Fujiwara has been paining cities. They are not contemporary sophisticated cities, but are accumulated building-like cities combined with ordinary houses or stores placed on top of another. They look like Japanese cities but they also remind us a view of other Asian countries where houses are built very close to each other in a small limited space.
The artist was drawing cityscapes before he started these recent accumulated city series. The previous cityscape series were more about natural and complicated expansion of cities rather than urban development plan found frequently in a large city like Tokyo which starts from empting a corner or a block of land and filling it with very common and similar shopping malls.
Recent works by Fujiwara presents accumulation of houses in a form of large piled up houses becoming one large building. Of course, one is able to read the influence of the unprecedented earthquake and tsunami that attacked Northern part of Japan last year. However, rather than understanding the painting as a result of momentary destruction by an earthquake and urban redevelopment, I feel it is more easier to understand the subject of Fujiwara’s work as the condition of city expansion: buildings being built sewing a gap of empty spaces. Unlike Manhattan where the city has a natural river or sea border line, it is very difficult to grasp the total picture of Tokyo without using a map based on administration division. Is it possible to give a solid three dimensional form to Tokyo including its underground passages? Cities, utilizing the limited space of the land following the necessity of our real life, have developed three dimensionally not only towards the outside extending their borders.
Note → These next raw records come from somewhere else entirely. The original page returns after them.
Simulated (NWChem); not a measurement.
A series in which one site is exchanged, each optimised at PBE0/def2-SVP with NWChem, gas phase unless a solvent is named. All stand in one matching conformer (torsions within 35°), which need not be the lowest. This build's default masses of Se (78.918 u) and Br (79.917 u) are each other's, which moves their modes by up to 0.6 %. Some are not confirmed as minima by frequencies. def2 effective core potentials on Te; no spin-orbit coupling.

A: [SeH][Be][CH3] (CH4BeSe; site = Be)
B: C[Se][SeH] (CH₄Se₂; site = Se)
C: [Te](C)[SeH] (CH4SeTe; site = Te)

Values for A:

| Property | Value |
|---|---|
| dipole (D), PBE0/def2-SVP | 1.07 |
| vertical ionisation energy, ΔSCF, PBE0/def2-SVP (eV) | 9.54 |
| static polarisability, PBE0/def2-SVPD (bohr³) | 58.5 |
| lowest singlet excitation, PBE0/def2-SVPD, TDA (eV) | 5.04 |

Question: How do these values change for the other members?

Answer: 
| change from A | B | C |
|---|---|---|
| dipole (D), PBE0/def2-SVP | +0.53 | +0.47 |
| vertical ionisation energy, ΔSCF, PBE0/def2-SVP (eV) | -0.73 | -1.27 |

Figures do not appear in Fujiwara’s cities. But still there is a sign of life in the artist’s paintings. This may be due to the artist’s selection of images, using our familiar houses and stores which seem to have already been receiving human activities for years. In Japan, China or elsewhere in Asian countries, old towns are disappearing from large cities by the expansion of lifeless modern buildings and shopping malls. Fujiwara may be depicting the fragments of the lost, which grew up following the necessity of our real life.